[CentOS] Fwd: HA cluster - strange communication between nodes

Wed Jan 15 10:56:55 UTC 2014
Martin Moravcik <centos at datalock.sk>

On 14/01/14 19:37, marlon guao wrote:
> Hi Martin.
>
> if you could provide us your config like, put the output of the command
> below.
>
> pcs configure show
>
> or
>
> crm configure show
>
> maybe we could get a better idea of your setup.
>
>
> On 01/14/2014 06:34 PM, Giorgio Bersano wrote:
>> 2014/1/13 Martin Moravcik <centos at datalock.sk>:
>>> I'm sorry.
>>> My systems are fully updated CentOS 6.5.
>>> I'm using only standard centos repositories.
>>>
>>> martin
>>>
>>> On 13/01/14 15:17, Patrick Lists wrote:
>>>> On 13-01-14 14:52, Martin Moravcik wrote:
>>>>> Hi,
>>>>>
>>>>> For a testing purposes I'm trying to create two node HA environment for
>>>>> running some service (openvpn and haproxy). I installed two CentOS 6.4
>>>>> KVM guests.
>>>> Iirc CentOS 6.5 came with several updates to cluster related packages so
>>>> you may want to investigate and update to 6.5.
>>>>
>>>> Regards,
>>>> Patrick
>>>>
>> Hy Martin,
>> I've not looked carefully at what your problem is and don't know how
>> skilled in HA you are but I heartily suggest you - if you haven't done
>> before - to read/study Digimer's tutorial
>> https://alteeve.ca/w/AN!Cluster_Tutorial_2
>>
>> I think it's unbeatable!
>>
>> Best regards,
>> Giorgio
>> _______________________________________________
>> CentOS mailing list
>> CentOS at centos.org
>> http://lists.centos.org/mailman/listinfo/centos
>
> _______________________________________________
> CentOS mailing list
> CentOS at centos.org
> http://lists.centos.org/mailman/listinfo/centos
>

Thanks for your interest and for your help.
Here is the output from command (pcs config show)

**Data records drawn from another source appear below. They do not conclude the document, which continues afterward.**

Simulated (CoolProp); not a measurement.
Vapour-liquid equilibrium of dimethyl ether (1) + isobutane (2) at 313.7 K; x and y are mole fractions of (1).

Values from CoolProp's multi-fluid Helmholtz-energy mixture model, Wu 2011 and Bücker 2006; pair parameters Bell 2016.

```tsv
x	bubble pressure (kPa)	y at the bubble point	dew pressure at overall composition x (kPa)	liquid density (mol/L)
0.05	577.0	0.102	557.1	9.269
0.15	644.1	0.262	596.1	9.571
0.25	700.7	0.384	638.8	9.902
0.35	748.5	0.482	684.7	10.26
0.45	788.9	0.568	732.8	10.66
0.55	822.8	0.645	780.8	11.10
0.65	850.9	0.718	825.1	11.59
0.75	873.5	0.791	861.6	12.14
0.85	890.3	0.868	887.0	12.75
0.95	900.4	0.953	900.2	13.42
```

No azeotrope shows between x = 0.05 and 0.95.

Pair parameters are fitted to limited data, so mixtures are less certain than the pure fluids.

[root at lb1 ~]# pcs config show
Cluster Name: LB.STK
Corosync Nodes:

Pacemaker Nodes:
  lb1.asol.local lb2.asol.local

Resources:
  Group: LB
   Resource: LAN.VIP (class=ocf provider=heartbeat type=IPaddr2)
    Attributes: ip=172.16.139.113 cidr_netmask=24 nic=eth1
    Operations: monitor interval=15s (LAN.VIP-monitor-interval-15s)
   Resource: WAN.VIP (class=ocf provider=heartbeat type=IPaddr2)
    Attributes: ip=172.16.139.110 cidr_netmask=24 nic=eth0
    Operations: monitor interval=15s (WAN.VIP-monitor-interval-15s)
   Resource: OPENVPN (class=lsb type=openvpn)
    Operations: monitor interval=20s (OPENVPN-monitor-interval-20s)
                start interval=0s timeout=20s (OPENVPN-start-timeout-20s)
                stop interval=0s timeout=20s (OPENVPN-stop-timeout-20s)

Stonith Devices:
Fencing Levels:

Location Constraints:
Ordering Constraints:
Colocation Constraints:

Cluster Properties:
  cluster-infrastructure: cman
  dc-version: 1.1.10-14.el6_5.1-368c726
  stonith-enabled: false


When I start cluster after reboot of both nodes, everythings looks fine. 
But when shoot command "pcs resource delete OPENVPN" from node lb1 in 
the log starts to popup these lines:
Jan 15 13:56:37 corosync [TOTEM ] Retransmit List: 202
Jan 15 13:57:08 corosync [TOTEM ] Retransmit List: 202 203
Jan 15 13:57:38 corosync [TOTEM ] Retransmit List: 202 203 204
Jan 15 13:58:08 corosync [TOTEM ] Retransmit List: 202 203 204 206
Jan 15 13:58:38 corosync [TOTEM ] Retransmit List: 202 203 204 206 208
Jan 15 13:59:08 corosync [TOTEM ] Retransmit List: 202 203 204 206 208 209

I also noticed, that these retransmit entries starts to appear even 
after some time (7 minutes) from fresh cluster start without doing any 
change or manipulation with cluster.

Thanks

martin